Search code examples
markdowndocxpandoc

Disable pandoc convert the image’s alt text to a paragraph when docx to markdown


I have a markdown document containing remote image links named input.md:

Using Pandoc to convert documents

![this is the image caption](https://i.sstatic.net/sk5Pr.png)

Pandoc is really *awesome*!

And with the command below to convert it to docx:

pandoc input.md -o output.docx

After getting output.docx, then converted it to markdown again:

pandoc output.docx --extract-media=. -t commonmark-raw_html -o output.md

Here the option ommonmark-raw_html was applied to disable the image size’s tag, and the converted content of output.md:

Using Pandoc to convert documents

![this is the image caption](./media/rId20.png)

this is the image caption

Pandoc is really *awesome*!

You can see the image’s alt text this is the image caption was displayed twice. The first one was the actual image’s alt text, and second was a paragraph below. But I would like to remove the paragraph of the image’s alt text, which was redundant.

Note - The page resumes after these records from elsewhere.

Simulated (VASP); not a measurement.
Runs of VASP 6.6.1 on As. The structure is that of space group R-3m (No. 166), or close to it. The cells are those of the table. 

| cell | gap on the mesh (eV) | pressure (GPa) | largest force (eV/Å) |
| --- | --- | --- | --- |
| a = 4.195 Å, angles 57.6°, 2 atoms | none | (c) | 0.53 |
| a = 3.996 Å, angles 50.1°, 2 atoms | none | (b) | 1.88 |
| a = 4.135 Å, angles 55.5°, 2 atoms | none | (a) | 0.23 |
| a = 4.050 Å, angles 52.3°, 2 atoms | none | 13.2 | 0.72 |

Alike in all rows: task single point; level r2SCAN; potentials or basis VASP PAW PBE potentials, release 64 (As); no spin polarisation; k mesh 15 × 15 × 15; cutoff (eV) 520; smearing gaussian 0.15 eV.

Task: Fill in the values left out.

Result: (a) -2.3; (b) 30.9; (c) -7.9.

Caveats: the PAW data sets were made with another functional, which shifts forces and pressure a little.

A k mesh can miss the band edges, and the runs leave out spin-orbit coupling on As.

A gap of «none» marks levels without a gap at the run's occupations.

Why did I converted markdown twice here? Because I wanted to replace the remote image link with the local image link in markdown.

It would be great if you have any suggestion to resolve the issue. Thanks in advance!


Solution

  • The easiest way is possibly to convert directly to Markdown while using the --extract-media option:

    pandoc input.md --extract-media=media -t commonmark -o output.md
    

    That option can be used with any input format, it's just not as common. But this is one of the use-cases where it makes sense.